Howard council concerned about school board member's lawsuits

Member Dyer's suits against board straining schools' legal budget, some say

May 13, 2011|By Joe Burris, The Baltimore Sun

Howard County lawmakers say they are concerned about the cost of the legal complaints brought against the Board of Education by member Allen Dyer, who according to the school system's legal office has filed more than a dozen lawsuits in two years.

County Council members raised the issue at a Thursday meeting, as the school system outlined its operating and capital budget for next school year. The council offered a few questions about budget details — including the status of the proposed site for an elementary school in Elkridge set to be built by 2013. The decision to go forward with the school is currently being hampered by the possibility that a CSX intermodal rail station will be built near the site.

Yet Dyer's lawsuits against the board triggered the most objections from the council. Dyer says all of his suits have been brought because of his concerns that the board was not complying with the law.

According to documents released by the school system, the board spent $17,683 in legal fees to fight a suit Dyer filed last October that involved retaining the board's electronic correspondence. That is the most any suit has cost since Dyer has served on the board, and school officials say they're projecting an additional $15,000 to be spent to address amendments to the case that are still pending.

In 2001, the board spent $372,755 fighting an Open Meetings Act lawsuit filed by Dyer, the first suit he filed against the board. He was not a member of the panel at that time. School board officials say that the board has spent a total of $443,860.52 to fight cases against Dyer. Officials say that does not include cases where Dyer, an attorney, represented other plaintiffs in cases against the school system.

Council member Courtney Watson brought up the lawsuits while examining the school system's legal fees. She asked school board Chairwoman Janet Siddiqui whether Siddiqui expected the school system to be over budget in legal fees this year.

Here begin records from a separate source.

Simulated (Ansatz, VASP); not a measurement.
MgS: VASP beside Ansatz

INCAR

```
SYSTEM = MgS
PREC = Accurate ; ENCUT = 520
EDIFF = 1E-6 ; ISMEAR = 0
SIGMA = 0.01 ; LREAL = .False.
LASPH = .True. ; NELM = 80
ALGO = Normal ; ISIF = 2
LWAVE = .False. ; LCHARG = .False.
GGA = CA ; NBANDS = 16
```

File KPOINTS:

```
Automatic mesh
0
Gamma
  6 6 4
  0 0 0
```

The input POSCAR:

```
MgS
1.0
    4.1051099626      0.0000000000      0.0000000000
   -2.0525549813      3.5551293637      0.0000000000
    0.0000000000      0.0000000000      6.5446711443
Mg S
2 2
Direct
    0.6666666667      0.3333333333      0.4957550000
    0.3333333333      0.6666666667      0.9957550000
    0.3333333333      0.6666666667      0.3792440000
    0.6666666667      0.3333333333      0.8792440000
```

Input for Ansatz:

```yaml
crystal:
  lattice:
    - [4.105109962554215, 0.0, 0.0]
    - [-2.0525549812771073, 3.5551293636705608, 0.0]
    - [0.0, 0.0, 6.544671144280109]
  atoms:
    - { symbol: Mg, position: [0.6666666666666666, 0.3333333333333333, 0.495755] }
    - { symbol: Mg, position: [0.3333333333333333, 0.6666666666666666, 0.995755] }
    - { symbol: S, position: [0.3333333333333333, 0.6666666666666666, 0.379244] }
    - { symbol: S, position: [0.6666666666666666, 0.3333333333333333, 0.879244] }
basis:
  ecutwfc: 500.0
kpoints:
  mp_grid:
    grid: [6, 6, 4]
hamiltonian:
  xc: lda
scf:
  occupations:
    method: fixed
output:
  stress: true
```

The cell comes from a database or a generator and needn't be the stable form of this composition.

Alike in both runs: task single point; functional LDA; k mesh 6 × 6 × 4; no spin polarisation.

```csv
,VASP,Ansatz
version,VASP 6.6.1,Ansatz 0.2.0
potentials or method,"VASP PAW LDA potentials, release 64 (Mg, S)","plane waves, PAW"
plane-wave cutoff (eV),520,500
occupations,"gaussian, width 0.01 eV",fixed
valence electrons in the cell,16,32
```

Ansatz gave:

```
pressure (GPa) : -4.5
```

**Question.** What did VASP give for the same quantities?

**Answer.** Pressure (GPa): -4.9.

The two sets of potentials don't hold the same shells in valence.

Siddiqui replied, "It's getting quite tight." She added that the school system began the academic year with $220,000 in its legal fees budget but has about $36,000 remaining, with two active suits against the board. Siddiqui said that both active suits were brought by Dyer — who was seated alongside other board members behind Siddiqui.

Watson later said, "We have some information — I assume that this is accurate — that there have been 13 separate complaints filed against the board by Mr. Dyer since 2009." Watson was referring to information that the council had received from the school system's legal office outlining Dyer's lawsuits, and she noted that some of the lawsuits were amendments to previous lawsuits, which Siddiqui confirmed.

Watson also noted that about six of the grievances had been resolved and asked Siddiqui, "For the ones that have been resolved, they've all been resolved in the board's favor?"

"Correct," Siddiqui replied. Watson then asked whether Siddiqui believed Dyer's "pattern" of filing lawsuits against the board would continue, and Siddiqui replied, "We have not been advised that it would not."

Siddiqui added that addressing Dyer's complaints "takes additional staff time."

Asked on Friday whether he will continue to file lawsuits against the board, Dyer said, "Whether or not I file suits is directly related to whether or not I feel it's appropriate to ask the court to rule on whether or not the board of education, on which I serve, is complying with the law."

Watson said during the meeting Thursday, "From my perspective, I'm concerned about two things. One: taxpayer dollars being spent to defend the board against lawsuits from a board member who apparently has a pattern of [filing] these lawsuits that have not succeeded; and two: I can imagine how much time it's taking on board members and staff, and the distraction it is causing. What I would like to see is the spending of taxpayer dollars to defend lawsuits by Mr. Dyer to stop. The only way I see that they can stop is if the lawsuits stop.

"I recommend to Mr. Dyer that he consider another venue or another approach to having his concerns heard by the rest of the board."

Moments later, Dyer stood up and addressed the matter, questioning whether the settled cases were indeed decided in the board's favor.

"I think that what you're talking about are disagreements among the board and how you deal with them," Dyer said. "There are a lot of disagreements that exist where there is no legal action even considered because it's a matter of policy or how we do things," said Dyer. "The lawsuits that have been filed have been filed strictly for compliance with the law."

Dyer was momentarily interrupted by the council when he attempted to go over each case. But he later said that many suits have been unsuccessful on technical grounds.